Independent media organisations in Malta face threats and financial difficulties, even as the two major political parties operate the largest newsgroups, resulting in pluralism in Malta being placed at “high risk”.
Reviewing Malta’s local media and the challenges journalists face, a country report by the Centre for Media Pluralism and Media Freedom, prepared by the European University Institute, has found worrying results in areas such as political independence, media funding and editorial autonomy, among others.
It also draws attention to how, two and a half years after the assassination of journalist Daphne Caruana Galizia, a chilling effect continues among the media in Malta.
The overall results of the report indicate that, despite the general overview, the freedom of the press in Malta remains at “medium risk”, but there are indicators pointing towards “worrying high risk levels”.
The high risk areas also relate to the deficiencies in the effective implementation of the Freedom of Information Act, a lack of transparency in the treatment of whistleblowers, appointment procedures for the Broadcasting Authority and the ongoing developments in the case of the murdered journalist, Caruana Galizia.
Additionally, the report mentions the difficulties journalists encounter when requesting government information. As recently pointed out in an article by The Shift, the government has stock replies at the ready for questions from the media. On most occasions, ignoring emails is the government’s most commonly used tactic.
One newsroom cited in the study reported that 80% of the requests made to the government remain unanswered.
“With continuing investigations by independent journalists into high level corruption, it is safe to say that those in the profession feel threatened and this, in turn, has an impact on the media’s capacity to operate freely in Malta,” the report states.

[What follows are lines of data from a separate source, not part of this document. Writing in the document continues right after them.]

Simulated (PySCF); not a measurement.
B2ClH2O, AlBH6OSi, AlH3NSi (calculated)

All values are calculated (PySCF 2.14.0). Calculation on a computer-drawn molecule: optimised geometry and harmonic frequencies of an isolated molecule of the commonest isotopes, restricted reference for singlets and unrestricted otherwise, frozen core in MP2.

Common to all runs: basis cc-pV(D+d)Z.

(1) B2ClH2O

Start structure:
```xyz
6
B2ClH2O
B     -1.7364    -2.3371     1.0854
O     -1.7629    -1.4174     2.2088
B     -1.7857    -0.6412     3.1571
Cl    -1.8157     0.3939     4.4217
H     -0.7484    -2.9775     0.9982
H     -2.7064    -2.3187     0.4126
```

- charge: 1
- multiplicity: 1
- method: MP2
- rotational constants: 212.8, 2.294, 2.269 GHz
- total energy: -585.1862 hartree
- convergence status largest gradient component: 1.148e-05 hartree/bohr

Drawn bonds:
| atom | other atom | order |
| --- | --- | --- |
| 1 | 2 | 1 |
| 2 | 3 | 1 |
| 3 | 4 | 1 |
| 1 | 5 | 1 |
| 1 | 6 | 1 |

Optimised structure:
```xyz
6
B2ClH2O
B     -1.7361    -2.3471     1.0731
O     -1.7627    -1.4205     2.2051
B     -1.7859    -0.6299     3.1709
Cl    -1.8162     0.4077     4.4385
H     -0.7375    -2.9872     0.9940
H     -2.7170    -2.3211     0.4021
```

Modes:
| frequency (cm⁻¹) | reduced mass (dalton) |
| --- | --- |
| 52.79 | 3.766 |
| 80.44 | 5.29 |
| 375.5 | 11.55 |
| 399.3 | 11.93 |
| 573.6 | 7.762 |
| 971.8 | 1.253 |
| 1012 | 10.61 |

The report also refers to an investigation carried out by The Shift which shows how those investigative journalists critical of the State are often the subject of hate campaigns run by State-sanctioned online hate groups.
Additionally, ownership of media organisations remains a major issue.
“It is problematic that Party media are not held to standards of fair and unbiased reporting, thus exacerbating the situation of one-sided partisanship, with damaging effects on the wider Maltese media landscape,” according to the report.
The fact that there is no law that makes government office incompatible with media ownership and with political parties, including those in government, and that those in government are expressly permitted to own, control or be editorially responsible for nationwide television and radio services, under certain conditions, is worrying.
“Furthermore,” notes the report, “the ex-Prime Minister’s (Joseph Muscat) Chief of Staff, Keith Schembri, had commercial outlets (Kasco Group of Companies) that supplied local media houses with, for example, newsprint. As reported by Caruana Galizia in 2017, Schembri also had a business relationship with the ex-Times of Malta General Manager, Adrian Hillman, who resigned from his post following the revelations”.
Despite the shock following Caruana Galizia’s assassination, a number of media outlets have “since risen to the occasion and produced some sterling work.
The report states: “It is also worth noting that, just like Caruana Galizia, independent media platforms, including The Shift News, Times of Malta, The Malta Independent and political blogger Manuel Delia, are still being served with Strategic Lawsuits against Public Participation (SLAPP) actions lodged in third countries,” it was written.
Another worrying factor mentioned in the report is the lack of media representation and media access for minorities residing in Malta. In fact, the lack of access to the media by minorities is listed as a maximum high risk factor.
“There are no legally recognised minorities in Malta. Subsequently, there are no specific provisions relating to access to airtime for such groups. However, one cannot ignore the fact that there are minorities in Malta and, consequently, their lack of visibility on local media is not conducive to promoting acceptance and integration,” the report noted.
Another high risk factor is the online platforms’ concentration and enforcement of competition. The study additionally reports that there is a lack of data, with regards to advertising and audience concentration, and no specific regulation in the market.
Further, media organisations have reported a decrease in revenue, and there is no official data documenting the employment of journalists in the local media sector.
It also mentions how, despite having the IGM listing commission-based articles as a breach of ethics, it is common knowledge that particular entities apply pressure on newsrooms, threatening to cancel advertising.
“There are, however, a number of independent media outlets who have very strict procedures which they implement with commitment, since they value credibility over loss of income,” the report added.
The report also mentions how independent media newsrooms, such as The Shift, Times of Malta, Newsbook and Lovin Malta, make a concerted effort to have gender-balanced participation, but female participation in current affairs programmes remains low.
“The visual is essentially reinforcing the notion that ‘serious’ debate is predominantly the remit of men, and that women participating in this arena are the exception, unless the topic under discussion is directly related to ‘women’s issues’
“The level of misogyny online is evident, as seen in coordinated Facebook hate groups, as reported by The Shift News. Daphne Caruana Galizia, herself, was subject to decades of a strategic hate campaign of dehumanisation, leading up to her murder. This has been extended to any criticism levelled towards the government, as well as the leader of the Opposition,” according to the report.